Mike Lawler is the former
president of the Historical Society
of the Crescenta Valley and loves local history. Reach him at
lawlerdad@yahoo.com.

The drill was to last about 24 hours and would, for the most part, test the resources of emergency personnel. How real the drill would be seems to have been on a city-by-city basis. It appears from newspaper reports that here in CV the sirens were not even sounded. But in other cities they were, and citizens were to act as though the attack was real. In Los Angeles, government workers went to shelters when the sirens sounded, while most people were just confused. In Denver and Houston, the emergency personnel actually evacuated large numbers out of the city. In New York 17,000 spectators in Yankee Stadium simply ignored the sirens and sat in place waiting for the game to start.

The drill was deemed moderately successful but the projected death toll from that first strike was sobering. Nationwide, 5 million killed, 5 million injured, and 10 million homeless refugees. In LA, the death toll was 800,000, with over a million heading north and south as homeless refugees. Here in the Crescenta Valley, we would be relatively safe until wind spread the radiation to us. We couldn’t even enter the Glendale area.
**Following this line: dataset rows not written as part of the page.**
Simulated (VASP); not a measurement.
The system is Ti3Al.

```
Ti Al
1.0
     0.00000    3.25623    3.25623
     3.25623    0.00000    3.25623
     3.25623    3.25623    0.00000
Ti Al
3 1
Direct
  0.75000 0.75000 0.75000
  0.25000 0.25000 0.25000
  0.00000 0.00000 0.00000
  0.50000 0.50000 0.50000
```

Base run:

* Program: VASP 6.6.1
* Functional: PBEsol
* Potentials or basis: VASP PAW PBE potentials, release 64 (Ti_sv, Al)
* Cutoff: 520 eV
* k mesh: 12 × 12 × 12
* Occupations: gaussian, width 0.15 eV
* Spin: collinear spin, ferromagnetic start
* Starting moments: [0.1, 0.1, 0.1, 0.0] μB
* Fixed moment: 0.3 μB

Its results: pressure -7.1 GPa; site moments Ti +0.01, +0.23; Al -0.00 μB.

We think of the ’50s and ’60s as “happy days,” but there was a darkness then, and a lot of fear. It was not “if” but “when.” A UCLA scientist declared at a wrap-up session after the drill that the best way to calm a frightened nation is to present the facts of what would happen in a real attack. He then presented the fact that we could write off as dead anyone living in a large city.

I don’t think his facts did much to calm a frightened nation.